On Tue, Mar 9, 2021 at 1:17 PM Rasmus Villemoes
<[email protected]> wrote:
>
> So add an initramfs_async= kernel parameter, allowing the main init
> process to proceed to handling device_initcall()s without waiting for
> populate_rootfs() to finish.

I like this smaller second version of the patch, but am wondering why
we even need the parameter.

It sounds mostly like a "maybe I didn't think of all cases" thing -
and one that will mean that this code will not see a lot of actual
test coverage..

And because of the lack of test coverage, I'd rather reverse the
meaning, and have the async case on by default (without even the
Kconfig option), and have the kernel command line purely as a "oops,
it's buggy, easy to ask people to test if this is what ails them".

What *can* happen early boot outside of firmware loading and usermodehelpers?

Hmm?

Linus

2021-03-09 22:18:35

by Linus Torvalds

[permalink] [raw]
Subject: Re: [PATCH v2 1/2] init/initramfs.c: allow asynchronous unpacking

On Tue, Mar 9, 2021 at 1:17 PM Rasmus Villemoes
<[email protected]> wrote:
>
> So add an initramfs_async= kernel parameter, allowing the main init
> process to proceed to handling device_initcall()s without waiting for
> populate_rootfs() to finish.

Oh, and a completely unrelated second comment about this: some of the
initramfs population code seems to be actively written to be slow.

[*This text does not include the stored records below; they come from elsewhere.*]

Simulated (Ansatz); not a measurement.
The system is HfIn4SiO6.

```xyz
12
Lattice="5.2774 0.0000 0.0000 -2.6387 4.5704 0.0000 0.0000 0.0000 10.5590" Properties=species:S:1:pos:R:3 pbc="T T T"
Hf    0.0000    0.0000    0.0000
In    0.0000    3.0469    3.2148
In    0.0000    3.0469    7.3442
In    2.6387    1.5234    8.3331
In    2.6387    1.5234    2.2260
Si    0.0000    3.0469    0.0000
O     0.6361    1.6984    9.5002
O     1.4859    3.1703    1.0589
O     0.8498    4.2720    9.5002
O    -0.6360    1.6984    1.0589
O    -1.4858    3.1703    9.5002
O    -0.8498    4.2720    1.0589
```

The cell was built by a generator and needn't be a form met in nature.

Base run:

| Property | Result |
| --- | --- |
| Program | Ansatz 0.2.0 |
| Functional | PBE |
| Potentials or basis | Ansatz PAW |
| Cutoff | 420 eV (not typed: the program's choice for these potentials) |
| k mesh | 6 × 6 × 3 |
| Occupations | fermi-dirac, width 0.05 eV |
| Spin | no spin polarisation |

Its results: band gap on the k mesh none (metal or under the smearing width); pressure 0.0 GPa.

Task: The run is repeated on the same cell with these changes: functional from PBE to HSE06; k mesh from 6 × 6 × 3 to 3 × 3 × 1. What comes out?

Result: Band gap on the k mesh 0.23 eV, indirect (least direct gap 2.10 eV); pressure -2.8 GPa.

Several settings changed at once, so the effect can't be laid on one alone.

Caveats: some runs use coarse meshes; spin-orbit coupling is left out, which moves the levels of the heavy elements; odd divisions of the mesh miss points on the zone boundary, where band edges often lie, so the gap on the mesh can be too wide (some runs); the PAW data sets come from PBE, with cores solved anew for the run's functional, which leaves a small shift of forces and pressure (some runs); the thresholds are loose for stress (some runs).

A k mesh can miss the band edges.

For example, I'm not sure why that write_buffer() function uses an
array of indirect function pointer actions. Even ignoring the whole
"speculation protections make that really slow" issue that came later,
it seems to always have been actively (a) slower and (b) more complex.

The normal way to do that is with a simple switch() statement, which
makes the compiler able to do a much better job. Not just for the
state selector - maybe it picks that function pointer approach, but
probably these days just direct comparisons - but simply to do things
like inline all those "it's used in one place" cases entirely. In
fact, at that point, a lot of the state machine changes may end up
turning into pure goto's - compilers are sometimes good at that
(because state machines have often been very timing-critical).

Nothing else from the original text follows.